I’ve been attending the 2008 Space Elevator Conference being held at Microsoft’s Redmond campus this weekend. The many talks and papers given there clearly demonstrate the tremendous dedication and creative engineering that can be found in this nascent field.
For those of you who are fuzzy on the concept, the general idea of the space elevator involves running a tether from the surface of the earth to geosynchronous orbit and beyond. A mechanical “climber” then ascends and descends the tether, delivering payloads into orbit. If this sounds like science fiction, that’s because until recently, it was. Independently conceived by a Russian (Artsutanov) and an American (Pearson), the space elevator concept was popularized by the late science fiction writer Arthur C. Clarke in his 1979 novel, “The Fountains of Paradise”. At that time, no material was light enough and strong enough to make it possible. But with the developing field of nanotechnology and the discovery of carbon nanotubes (CNTs), a number of people have begun to take the idea more seriously. (For the record, Clarke is also credited with originating the idea of using geosynchronous satellites as telecommunications relays back in 1945, a concept that completely revolutionized communications.)

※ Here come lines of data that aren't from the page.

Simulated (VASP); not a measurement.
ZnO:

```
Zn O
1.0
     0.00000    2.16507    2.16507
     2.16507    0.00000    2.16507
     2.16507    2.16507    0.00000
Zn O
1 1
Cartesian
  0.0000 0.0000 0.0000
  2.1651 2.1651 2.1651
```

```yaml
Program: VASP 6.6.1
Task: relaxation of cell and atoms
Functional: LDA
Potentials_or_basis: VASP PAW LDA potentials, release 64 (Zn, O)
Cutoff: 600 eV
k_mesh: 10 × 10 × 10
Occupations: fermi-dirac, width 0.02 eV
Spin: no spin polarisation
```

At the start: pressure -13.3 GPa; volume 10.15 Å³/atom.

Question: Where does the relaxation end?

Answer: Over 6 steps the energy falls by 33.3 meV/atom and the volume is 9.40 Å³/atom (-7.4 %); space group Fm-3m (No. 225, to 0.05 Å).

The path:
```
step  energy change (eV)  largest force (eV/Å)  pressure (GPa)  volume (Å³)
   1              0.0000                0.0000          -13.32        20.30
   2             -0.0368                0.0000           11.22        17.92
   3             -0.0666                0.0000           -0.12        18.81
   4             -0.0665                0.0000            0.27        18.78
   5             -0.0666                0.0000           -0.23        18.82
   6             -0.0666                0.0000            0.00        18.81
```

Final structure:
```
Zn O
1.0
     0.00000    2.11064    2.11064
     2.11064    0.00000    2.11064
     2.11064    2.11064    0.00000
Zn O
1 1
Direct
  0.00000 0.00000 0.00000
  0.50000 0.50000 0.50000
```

Now while the general concepts behind the space elevator are simple, the implementation is anything but. There are numerous technical issues to be worked out and an enormous initial investment to be made. But the potential payoff is huge. Currently, payloads to geosynchronous orbit constitute only about 3.5% of total launch weight and cost on the order of $5-10,000 per pound of payload. Payload efficiency on the space elevator could be as much as 90% or more depending on the method used. Payload envelopes wouldn’t be limited to the size and shape of cylindrical payload bays and nose cones. Pollution from rockets would be eliminated. Most importantly though, the cost per pound would plummet. As a result, a new space era would be born.
Why is this important? New materials and manufacturing methods could be developed which can only be achieved in zero-gravity. Off-world mining would allow us to supplement our diminishing resources. Solar power beamed from space could meet the needs of our increasingly energy-hungry world. Whether the space elevator is built by one country or becomes a multi-national effort, it will be a huge stimulus for the world economy, particularly for the key players involved.
But it’s not going to happen without support and financial commitment. True, NASA currently offers as much as four million dollars in prizes for the Spaceward Games, a competition designed to stimulate progress in the field. But the planning, the engineering analyses, the proof-of-concept work is all being done on a shoestring as thin as the carbon nanotubes themselves. Uncounted hours are being volunteered by engineers and enthusiasts the world over, people who know this will one day become a reality. But such dedication can take the space elevator only so far. The day is quickly coming when we’ll have to make a greater commitment if we want to participate in what will surely be one of the greatest engineering feats humankind has ever seen.